State's Economy Relies Less on Market Sector
So just how bad has New Mexico’s economic growth been over the years, especially when compared to surrounding states?
The simple answer: awful and dead last.
Population figures help tell the story because population growth is based on economic growth and opportunity.
In 1950, New Mexico, Utah and Arizona had roughly the same populations, and Nevada had almost no one. But by 2016, those states had left New Mexico in the dust.
Arizona’s population had increased nine-fold, while Nevada’s population has increased by more than 18 times.
New Mexico saw a threefold population hike during that time.
So why have other those other states, especially Arizona, boomed while New Mexico has basically stood still?
According to Matt E. Ryan, an associate professor of economics at Duquesne University in Pittsburgh, it’s because New Mexico decided to focus on the public sector for its economic growth. The other states relied on the private sector and market forces to drive their economies.
Ryan laid out the differences between New Mexico’s and Arizona’s divergent paths in a column last year for ABQ Free Press. The piece was based on his 2010 study of the two states.
“Fifty years ago, Arizona’s economy was roughly 50 percent larger than New Mexico’s. Today, the size difference is over 230 percent,” Ryan wrote. “How could remarkably similar states within the same country experience such a disparity in economic fortunes?

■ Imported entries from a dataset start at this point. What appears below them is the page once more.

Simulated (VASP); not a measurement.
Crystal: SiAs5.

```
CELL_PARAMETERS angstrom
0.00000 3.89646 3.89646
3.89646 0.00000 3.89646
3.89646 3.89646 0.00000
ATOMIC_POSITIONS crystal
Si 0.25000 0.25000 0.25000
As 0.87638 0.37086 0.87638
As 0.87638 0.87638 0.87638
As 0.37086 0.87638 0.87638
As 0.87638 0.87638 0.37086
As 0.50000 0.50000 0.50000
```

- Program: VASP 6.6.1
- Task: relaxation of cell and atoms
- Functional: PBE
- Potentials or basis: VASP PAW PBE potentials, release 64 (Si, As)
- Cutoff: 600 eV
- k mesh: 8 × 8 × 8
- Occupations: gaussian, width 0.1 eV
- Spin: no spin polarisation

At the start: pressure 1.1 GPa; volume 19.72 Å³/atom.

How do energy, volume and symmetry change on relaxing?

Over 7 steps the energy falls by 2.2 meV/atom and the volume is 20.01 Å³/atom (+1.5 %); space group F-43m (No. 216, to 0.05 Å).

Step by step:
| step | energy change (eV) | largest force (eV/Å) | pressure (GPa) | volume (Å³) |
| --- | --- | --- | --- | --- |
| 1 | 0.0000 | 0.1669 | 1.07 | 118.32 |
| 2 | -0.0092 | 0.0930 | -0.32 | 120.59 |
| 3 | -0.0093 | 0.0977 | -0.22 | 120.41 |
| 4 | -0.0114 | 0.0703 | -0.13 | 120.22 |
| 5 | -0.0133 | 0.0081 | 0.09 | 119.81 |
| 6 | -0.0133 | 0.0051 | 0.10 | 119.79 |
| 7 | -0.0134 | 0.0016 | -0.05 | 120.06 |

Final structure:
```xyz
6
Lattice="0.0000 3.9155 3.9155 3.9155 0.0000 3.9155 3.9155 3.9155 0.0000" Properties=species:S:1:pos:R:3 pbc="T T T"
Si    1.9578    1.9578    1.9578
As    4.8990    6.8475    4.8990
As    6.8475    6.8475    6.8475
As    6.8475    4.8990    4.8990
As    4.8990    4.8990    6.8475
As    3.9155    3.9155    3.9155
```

“In short, one possible explanation for the difference in economic outcomes between the two areas is a difference in the degree to which each state’s economy relies on markets to coordinate economic activity.”
Here’s more of Ryan’s 2016 column:
“The original study showed a persistent and distinct gap in the percentage of each state’s economic activity derived from private sector, with Arizona relying on the private sector to generate growth to a larger degree than New Mexico.
“The most recent data shows that this gap has remained since the original study; in fact, with updated data on the years included in the original analysis, the reported discrepancy in private sector dependence was, if anything, understated. In short: Arizona’s economy relies more heavily on the market sector than does New Mexico’s.
“Another means of assessing the degree to which economies embrace markets are economic freedom indices. The Fraser Institute releases annually ‘The Economic Freedom of North America,’ a three-pronged analysis of every American state and Canadian province that, through assessing the size of government, state-specific taxation, and labor market freedom, yields a single number that captures the degree to which states and provinces embrace the market system relative to the rest.
“In 1981, the first year of their rankings, Arizona was rated as the eighth freest state and province of the 60 in the survey, while New Mexico was 36th. The bad for New Mexico only got worse. New Mexico steadily regressed relative to the rest of America and Canada, and ranked 46th in North America in 2013, the most recent data available.
“By comparison, Arizona, which saw its ranking slide into the mid-20s by the early 1990s, has since regained its standing and sits at 9th. While New Mexico’s rating specific to taxation only trails Arizona’s by a relatively slight margin, the size of government rating along with the labor market freedom rating contribute to New Mexico’s low result.
“Markets are how people become rich. The economic story of Arizona and New Mexico, and their divergence over the last half-century, is yet another example of this persistent economic truth.”